As a general guideline, new projects
should give preference to Connector stages, and take advantage of existing
Enterprise equivalents in specific cases where these have an edge in terms of
performance.
a. ODBC
Connector:
The ODBC Connector has the
following features:
1.
Source,
target and lookup context:
The ODBC Connector can be
used similar to typical ODBC stage for extracting (in the context of source), for
loading (in the context of target) and for lookup (in the context of lookup). The lookup context is similar to the source
context, with the difference that the SELECT SQL statements are parameterized.
The parameter values are provided dynamically on the input link by the other
stages in the job.
2.
Reject
links:
The
ODBC Connector supports a special type of link called reject link. The
Connector can be configured to direct the data that it cannot process to the
reject link, from which it can be sent to any stage in the job.
3.
Passing
LOBs by reference:
The
Connector allows the option of passing LOBs by reference, rather than by
extracting the data and passing it inline into the job flow. When configured to
pass LOB values by reference, the ODBC Connector assembles a special block of
data, called a locator or reference, that it passes into the job dataflow.
Other Connectors are placed at the end of the job dataflow. When the LOB
locator arrives at the other Connector stage, the Connector framework initiates
the retrieval of the actual ODBC data represented by the reference and provides
the data to the target Connector so that it can be loaded into the represented
resource. This way it is possible to move LOB data from one data resource to
another where the size of the data is measured in megabytes and gigabytes,
without having to move the actual data through the job. The drawback is that
the data passed this way cannot be altered by the intermediate stages in the
job.
4.
Arrays:
The
Connector supports array insert operations in target context. The Connector buffers
the specified number of input rows before inserting them to the database in a
single operation. This provides for better performance when inserting large
numbers of rows.
5.
SQL
Builder
The
Connector user uses the SQL Builder tool to design the SQL statements.
6.
Pre/post
run statements:
The
Connector provides a mechanism for executing SQL statements that typically are
used to initialize the database objects (for example to create a new table or
truncate the existing table before inserting data into the table).
7.
Metadata
import:
The
Connector supports metadata operations, such as the discovery of database
objects and describing these objects.
b. WebSphere
MQ Connector:
WebSphere MQ
Connector provides access to message queues in the WebSphere MQ enterprise
messaging system. It provides the following types of support:
WebSphere MQ versions 5.3 and 6.0, and WebSphere Message Broker 6.0 for the publish/subscribe mode of work.

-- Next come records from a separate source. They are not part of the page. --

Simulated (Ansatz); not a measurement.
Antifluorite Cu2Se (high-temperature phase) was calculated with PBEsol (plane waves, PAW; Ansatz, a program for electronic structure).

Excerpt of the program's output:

WebSphere MQ versions 5.3 and 6.0, and WebSphere Message Broker 6.0 for the publish/subscribe mode of work.
1. MQ client and MQ server connection modes. The choice can be made
dynamically through the special connection property in the Connector’s stage
editor.
2. Filtering of messages based on various combinations of message header
fields. Complex filtering conditions might be specified.
3. Synchronous (request/reply) messaging. This scenario is configured by
defining both input link (for request messages) and output link (for reply
messages) for the Connector’s stage.
4. Publish/Subscribe mode of work. Both the WebSphere MQ broker (with MQRFH
command messages) and WebSphere Message Broker (with MQRFH2 command messages)
are supported. The Connector stage can be configured to run as a publisher or
as a subscriber. Dynamic registration and deregistration of
publisher/subscriber is supported.
5. MQ dynamic queues, name lists, transmission queues and shared cluster
queues for remote queue messaging.
6. Designated error queues and standard reject links.
c. Teradata
Connector:
The Teradata Connector includes
the following features similar to the ODBC Connector:
Source, target and lookup
context
Reject links
Passing LOBs by reference
Arrays
SQL Builder
Pre/post run statements
Metadata import
The
Teradata Connector uses CLIv2 API for immediate operations (SELECT, INSERT,
UPDATE, DELETE) and Parallel Transporter Direct API (formerly TEL-API) for bulk
load and bulk extract operations.Parallel bulk load is supported through LOAD,
UPDATE, and STREAM operators in Parallel Transporter. This corresponds to the
functionality provided by the FastLoad, MultiLoad, and TPump Teradata
utilities, respectively. When the UPDATE operator is used it supports the
option for deleting rows of data (MultiLoad delete task). Parallel bulk export
is supported through the EXPORT operator in Parallel Transporter. This
corresponds to the functionality provided by the FastExport Teradata utility. The
Connector persists the bulk-load progress state and provides sophisticated
support for restarting the failed bulk-load operations. The Connector uses a
designated database table for synchronization of distributed Connector
instances in the parallel bulk-load. A limited support for stored procedures
and macros is also available.
a.
Teradata
Connector advantages:
The following list details the Teradata Connector advantages:
Parallel MultiLoad capability including MPP configurations
Parallel immediate lookups and writes
Array support for better performance of immediate writes
Reject link support for lookups and writes on DS Enterprise Edition
Reject link support for bulk loads
Cursor lookups (lookups that return more than one row)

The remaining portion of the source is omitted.